You could simply use an iterator over the sequence and check that any on the iterator returns always True for n-times:

def check(it, num):
    it = iter(it)
    return all(any(it) for _ in range(num))

>>> check([1, 1, 0], 2)
True

>>> check([1, 1, 0], 3)
False

The key point here is that an iterator remembers the position it was last so each any call will start where the last one ended. And wrapping it in all makes sure it exits early as soon as one any is False.

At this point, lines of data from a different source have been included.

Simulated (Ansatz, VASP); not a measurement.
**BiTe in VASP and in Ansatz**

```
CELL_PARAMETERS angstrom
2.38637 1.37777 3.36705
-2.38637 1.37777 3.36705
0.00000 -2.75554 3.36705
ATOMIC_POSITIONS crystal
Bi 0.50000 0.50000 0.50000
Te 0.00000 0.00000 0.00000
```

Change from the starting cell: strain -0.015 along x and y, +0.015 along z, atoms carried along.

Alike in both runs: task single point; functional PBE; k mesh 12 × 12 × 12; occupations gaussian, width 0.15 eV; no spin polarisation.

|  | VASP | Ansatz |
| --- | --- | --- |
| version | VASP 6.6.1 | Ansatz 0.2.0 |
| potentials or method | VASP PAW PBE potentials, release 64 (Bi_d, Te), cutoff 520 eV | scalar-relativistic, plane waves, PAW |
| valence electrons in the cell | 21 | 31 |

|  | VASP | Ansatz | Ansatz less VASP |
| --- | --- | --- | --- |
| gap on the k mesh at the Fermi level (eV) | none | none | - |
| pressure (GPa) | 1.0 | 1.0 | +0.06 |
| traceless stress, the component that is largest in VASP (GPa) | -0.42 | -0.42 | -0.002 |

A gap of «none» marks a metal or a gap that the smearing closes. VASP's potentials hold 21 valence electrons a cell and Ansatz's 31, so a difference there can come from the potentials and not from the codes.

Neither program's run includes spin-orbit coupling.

At least performance-wise this should be faster than most other approaches. However at the cost of readability.

If you want to have it even faster than a solution based on map and itertools.repeat can be slightly faster:

from itertools import repeat

def check_map(it, num):
    return all(map(any, repeat(iter(it), num)))

Benchmarked against the other answers:

# Second "True" element is in the last place
lst = [1] + [0]*1000 + [1]

%timeit check_map(lst, 2)  # 10000 loops, best of 3: 20.3 µs per loop
%timeit check(lst, 2)      # 10000 loops, best of 3: 23.5 µs per loop
%timeit many(lst, 2)       # 10000 loops, best of 3: 153 µs per loop
%timeit sum(l) >= 2        # 100000 loops, best of 3: 19.6 µs per loop

# Second "True" element is the second item in the iterable
lst = [1, 1] + [0]*1000

%timeit check_map(lst, 2)  # 100000 loops, best of 3: 3.05 µs per loop
%timeit check(lst, 2)      # 100000 loops, best of 3: 6.39 µs per loop
%timeit many(lst, 2)       # 100000 loops, best of 3: 5.02 µs per loop
%timeit sum(lst) >= 2      # 10000 loops, best of 3: 19.5 µs per loop


ANSWER 2

Score 4


L = [True, False, False, True]

This does only the needed iterations:

def many(iterable, n):
    if n < 1:
        return True
    counter = 0
    for x in iterable:
        if x:
            counter += 1
            if counter == n:
                return True
    return False

Now:

>>> many(L, 2)
True


ANSWER 3

Score 3


Use sum:

sum(l) >= 2
# True


ANSWER 4

Score 0


Presumably any goes through the iterable until it finds a element that is True, and then stops.

Your solution scans all of the elements to see if there are at least 2. Instead, it should stop scanning as soon as it finds a second True element.